Mediterranean Sailing Trip - August 27 through September 7, 2003


The sailing trip - Malta to Palma, Mallorca

Flying into Valletta, Malta. Malta is just down from Sicily.
Then sailing to Palma, Mallorca. Mallorca (pronounced Mayorka) is the middle (and largest) of the Balearic Islands just off the eastern coast of Spain.
Then regatta racing at Mallorca with the Oyster fleet.
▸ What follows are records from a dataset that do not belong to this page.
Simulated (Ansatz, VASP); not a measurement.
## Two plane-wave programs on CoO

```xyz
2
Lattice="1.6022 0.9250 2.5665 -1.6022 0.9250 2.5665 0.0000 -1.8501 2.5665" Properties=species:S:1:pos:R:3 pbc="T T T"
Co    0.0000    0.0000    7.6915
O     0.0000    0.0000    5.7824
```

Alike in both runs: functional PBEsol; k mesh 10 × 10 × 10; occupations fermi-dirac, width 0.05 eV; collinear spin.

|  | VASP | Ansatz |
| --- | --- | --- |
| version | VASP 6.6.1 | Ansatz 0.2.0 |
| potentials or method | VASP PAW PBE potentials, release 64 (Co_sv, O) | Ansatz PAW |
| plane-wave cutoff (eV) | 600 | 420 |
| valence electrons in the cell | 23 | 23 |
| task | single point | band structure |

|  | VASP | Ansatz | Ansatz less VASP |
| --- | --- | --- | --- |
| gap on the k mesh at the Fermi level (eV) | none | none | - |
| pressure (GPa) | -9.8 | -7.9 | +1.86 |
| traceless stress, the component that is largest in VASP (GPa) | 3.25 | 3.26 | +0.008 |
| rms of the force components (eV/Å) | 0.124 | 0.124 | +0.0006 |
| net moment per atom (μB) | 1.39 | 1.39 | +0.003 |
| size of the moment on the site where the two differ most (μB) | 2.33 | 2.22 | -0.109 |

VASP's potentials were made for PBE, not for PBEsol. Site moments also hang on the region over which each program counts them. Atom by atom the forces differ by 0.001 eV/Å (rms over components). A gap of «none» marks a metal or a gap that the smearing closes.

John, the boat owner, said something interesting when I arrived in Malta - "The island and also all the people are still stuck in the 15th century waiting for the Knights of St. John to come back." What did this mean?
Being curious, I looked this up when I got back to Phoenix.
The Knights of St. John were a powerful military force during the Crusades and had been driven from the holy land by the Muslims after the fall of Constantinople. For 7 years they were without a base. In 1530 the emporer of Spain, Charles V, gave them the Maltese islands in return for the annual presentation of a Falcon to his viceroy of Sicily and the securing of Tripoli in Libya against the Muslims. This, of course, drew fresh attacks from the Ottomans. In 1565, Solyman II gathered all the forces of his empire to dislodge the Christian Knights from their new retreat. The siege of Malta lasted for four months. The Turks has already taken possession of a part of the island, destroying nearly the whole of the old city, slaying half the knights and almost 8000 soldiers, when Malta was delivered by an army of relief from Spain. The superb leadership of the grand master Jean Parisot de La Valette, the sustained heroism of the members of the order, and the endurance of the Maltese population prevented one of the most famous seiges of history from ending in disaster. In retreating the Turks are said to have left 30,000 slain. A new city had to be built -- the present city of Valetta, so named in memory of its valiant grand master who had sustained this siege. Malta, however, was not rid of its most dangerous adversary until the battle of Lepanto (1571), in which the combined fleets of Philip II, the Knights of St. John, Venice, Genoa, Savoy and the pope dealt the Ottoman fleet a fatal and final blow.
In 1798, Malta, the very centre of the order of the Knights of St. John, was treacherously surrendered under the grand master, the Count von Hompesch, to General Napoleon Bonaparte when he made his expedition to Egypt. And the Knights of St. John were dispersed.